New functions: string_starts_with(), string_ends_with()

  100142
August 1, 2017 04:57 andreas@dqxtech.net (Andreas Hennings)
Hello list,
a quite common use case is that one needs to find out if a string
$haystack begins or ends with another string $needle.
Or in other words, if $needle is a prefix or a suffix of $haystack.

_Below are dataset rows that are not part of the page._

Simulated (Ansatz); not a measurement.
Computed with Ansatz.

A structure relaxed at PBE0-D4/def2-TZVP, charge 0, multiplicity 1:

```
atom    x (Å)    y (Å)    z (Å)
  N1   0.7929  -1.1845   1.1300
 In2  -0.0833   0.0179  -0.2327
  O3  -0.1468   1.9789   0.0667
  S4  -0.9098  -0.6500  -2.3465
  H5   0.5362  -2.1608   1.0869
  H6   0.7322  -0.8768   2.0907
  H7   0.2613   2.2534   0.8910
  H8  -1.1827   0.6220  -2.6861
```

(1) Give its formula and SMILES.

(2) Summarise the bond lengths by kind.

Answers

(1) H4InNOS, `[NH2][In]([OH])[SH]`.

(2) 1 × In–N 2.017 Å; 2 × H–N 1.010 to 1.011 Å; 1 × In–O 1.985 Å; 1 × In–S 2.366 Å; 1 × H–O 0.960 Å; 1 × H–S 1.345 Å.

One prominent example would be in PSR-4 or PSR-0 class loaders.
Maybe the use case also occurs when writing parsers..
In each of these two examples (parsers, class loaders), we care about
performance.

(forgive me if this was discussed before, I did not find it anywhere
in the archives)

--------------------------

Existing solutions to this problem feel non-trivial, and/or are
suboptimal in performance.
https://stackoverflow.com/questions/2790899/how-to-check-if-a-string-starts-with-a-specified-string
https://stackoverflow.com/questions/834303/startswith-and-endswith-functions-in-php
This answer compares different solutions,
https://stackoverflow.com/a/7168986/246724

Existing solutions:
(Let's focus on string_starts_with(), the other case is mostly
equivalent / symmetric)

if (0 === strpos($haystack, $needle)) {..}
I have often seen this presented as the preferable solution.
Unfortunately, this searches the entire string, not just the
beginning. Especially if $haystack is really long, this can be a
waste.
E.g. if (0 === strpos(file_get_contents('some_source_file.php'),
'https://stackoverflow.com/a/10473026/246724
The author says that it will be outperformed by strncmp() - so..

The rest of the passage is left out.